Califano v. Goldfarb 430 U.S. 199 (1977) CALIFANO v. WEBSTER 430 U.S. 313 (1977)
CALIFANO v. GOLDFARB 430 U.S. 199 (1977) CALIFANO v. WEBSTER 430 U.S. 313 (1977)
These decisions illustrated the delicacy of distinguishing between "benign" gender classifications and unconstitutional ones. Goldfarb invalidated, 5–4, a social security act provision giving survivor's benefits to any widow but only to a widower who actually had received half his support from his wife. Webster, decided three weeks later, unanimously upheld the same law's grant of a higher level of old age benefits to women than to men.
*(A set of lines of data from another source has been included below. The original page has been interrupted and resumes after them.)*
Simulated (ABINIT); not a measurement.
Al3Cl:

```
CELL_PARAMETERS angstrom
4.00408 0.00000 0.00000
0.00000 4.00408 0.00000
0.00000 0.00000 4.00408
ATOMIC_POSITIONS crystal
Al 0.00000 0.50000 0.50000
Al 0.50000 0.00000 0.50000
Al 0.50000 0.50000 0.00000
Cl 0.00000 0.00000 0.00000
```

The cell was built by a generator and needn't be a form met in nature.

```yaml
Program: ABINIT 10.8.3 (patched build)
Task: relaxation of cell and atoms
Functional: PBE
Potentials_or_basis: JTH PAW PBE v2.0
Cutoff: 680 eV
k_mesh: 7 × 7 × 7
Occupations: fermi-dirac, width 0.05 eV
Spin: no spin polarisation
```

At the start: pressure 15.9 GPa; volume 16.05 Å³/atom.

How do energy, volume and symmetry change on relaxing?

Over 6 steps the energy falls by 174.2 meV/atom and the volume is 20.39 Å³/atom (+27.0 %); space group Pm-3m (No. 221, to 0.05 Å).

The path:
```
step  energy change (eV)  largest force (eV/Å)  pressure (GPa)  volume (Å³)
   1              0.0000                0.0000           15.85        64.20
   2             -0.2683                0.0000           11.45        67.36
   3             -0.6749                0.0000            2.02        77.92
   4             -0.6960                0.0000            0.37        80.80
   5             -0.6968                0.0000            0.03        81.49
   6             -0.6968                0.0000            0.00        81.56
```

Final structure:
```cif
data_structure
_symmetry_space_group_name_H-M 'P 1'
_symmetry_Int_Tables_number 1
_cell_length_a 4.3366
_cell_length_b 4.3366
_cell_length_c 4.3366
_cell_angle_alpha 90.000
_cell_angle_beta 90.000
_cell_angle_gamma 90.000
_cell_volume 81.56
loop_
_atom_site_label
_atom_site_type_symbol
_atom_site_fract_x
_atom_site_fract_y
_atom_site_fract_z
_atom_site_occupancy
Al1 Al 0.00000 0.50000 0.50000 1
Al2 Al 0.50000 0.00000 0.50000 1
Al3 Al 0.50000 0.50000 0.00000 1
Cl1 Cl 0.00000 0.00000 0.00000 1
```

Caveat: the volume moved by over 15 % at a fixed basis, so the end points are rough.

In Goldfarb four Justices, led by Justice william j. brennan, saw the law as a discrimination against women workers, whose surviving families received less protection. The provision had not been adopted to compensate widows for economic disadvantage but to provide generally for survivors; Congress had simply assumed that wives are usually dependent. Saving the cost of individualized determinations of dependency was also insufficient to justify the discrimination. Four other Justices, led by Justice william h. rehnquist, saw the law as a discrimination against male survivors; because the discrimination was not invidious, implying male inferiority or burdening a disadvantaged minority, it should be upheld as "benign." Justice john paul stevens agreed with Justice Rehnquist that the discrimination ran against men; however, it was only "the accidental byproduct of a traditional way of thinking about females." Lacking more substantial justifications, it was invalid. (See Justice Stevens's concurrence in craig v. boren).
All the Justices in Webster agreed that the gender discrimination was not the product of "archaic and overbroad generalizations" about women's dependency but was designed to compensate for women's economic disadvantages. The Goldfarb dissenters, concurring separately in Webster, suggested that the fine distinction between the two results would produce uncertainty in the law.